National Audit Office: Estonia’s system for training unemployed must change ({{commentsTotal}})


Current provisions in unemployment-related laws leave the unemployed in Estonia in an impossible bind. Despite employers citing lack of qualified labor in the country as the main obstacle to increasing turnover, the law prevents anyone studying full-time from officially registering as unemployed and limits labor market training, which often does not lead to any sort of certificates proving proficiency, to a maximum of one year. According to the National Audit Office, this situation needs to change.

One of the premises for reducing unemployment is the capacity to use training to increase the quantity of workers with skills and knowledge that meet the needs of employers, the National Audit Office of Estonia said in its newly released audit.

According to the audit office, at present, the main obstacle to achieving this is the state’s insufficient level of knowledge regarding how many people are needed, which qualifications they should have, and in which Estonian regions they are needed — in other words, there is not enough information regarding what skills and knowledge to teach to unemployed individuals in order to ensure that they would be the ones employers will need most in the future.

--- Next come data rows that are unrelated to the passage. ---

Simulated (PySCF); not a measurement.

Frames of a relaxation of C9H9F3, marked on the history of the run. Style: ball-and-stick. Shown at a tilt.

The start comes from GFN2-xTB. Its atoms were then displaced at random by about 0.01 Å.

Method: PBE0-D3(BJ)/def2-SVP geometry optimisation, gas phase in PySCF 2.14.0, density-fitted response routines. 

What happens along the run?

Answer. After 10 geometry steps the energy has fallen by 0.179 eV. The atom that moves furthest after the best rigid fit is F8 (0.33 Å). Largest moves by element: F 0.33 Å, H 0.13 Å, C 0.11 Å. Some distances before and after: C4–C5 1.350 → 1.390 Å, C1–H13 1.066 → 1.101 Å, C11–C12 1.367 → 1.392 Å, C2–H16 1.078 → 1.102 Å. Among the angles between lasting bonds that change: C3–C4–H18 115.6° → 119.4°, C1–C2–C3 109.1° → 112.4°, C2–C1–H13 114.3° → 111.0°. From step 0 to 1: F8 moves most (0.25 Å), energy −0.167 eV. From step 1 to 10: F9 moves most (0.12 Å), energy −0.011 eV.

Opportunities for unemployed persons to acquire new qualifications or improve existing ones are currently restricted by the provisions in the Labor Market Services and Benefits Act, which stipulate that anyone who is studying full-time may not be registered as unemployed with the Estonian Unemployment Insurance Fund. The same act has also established a restriction on the Unemployment Insurance Fund which states that labor market training may not last longer than one year. In order to ensure that all of the conditions required for increasing people’s qualifications have been met, it is necessary to review such restrictions and agree upon the division of institutions’ functions in offering training opportunities for the unemployed.

The audit also indicated that many unemployed persons have received training, but a significant amount of such training lasts for only a short period and is aimed at providing general education opportunities (e.g. computer training, work-related motivation training), and unemployed persons who complete said training generally do not receive a professional certificate or certificate of proficiency. Comparing those who passed a professional examination with those who did not, we see that 6.7 of persons who passed the examination were subsequently employed, while only 6.5 of registered unemployed persons passed professional examinations.

Such a situation, wherein unemployed persons do not pass a professional or proficiency examination and receive no certificate indicating their skill level or knowledge, restricts the improvement of their competitiveness on the labor market. At the same time, however employers cannot otherwise be certain that unemployed persons have the knowledge and skills they need for a job.

Employers continue to cite the lack of qualified labor in Estonia as the main reason why companies find it difficult to increase turnover; the audit indicated that approximately 43 percent of unemployed persons have no professional qualifications.

Based on the above, the National Audit Office of Estonia has advised the state to develop a program by the end of 2017 which would guarantee the coordinated regional development of enterprise while considering the specific features of each region, the promotion of creating new jobs, and the provision of labor market services.

The National Audit Office also considers it necessary to initiate an amendment to the Labor Market Services and Benefits Act which would give unemployed persons with insufficient knowledge and skills as well as those needing retraining in order to find employment the opportunity to acquire the necessary education either via formal education or labor market training lasting longer than one year. The functions of the Estonian Unemployment Insurance Fund in offering long-term retraining should thereby be clearly defined.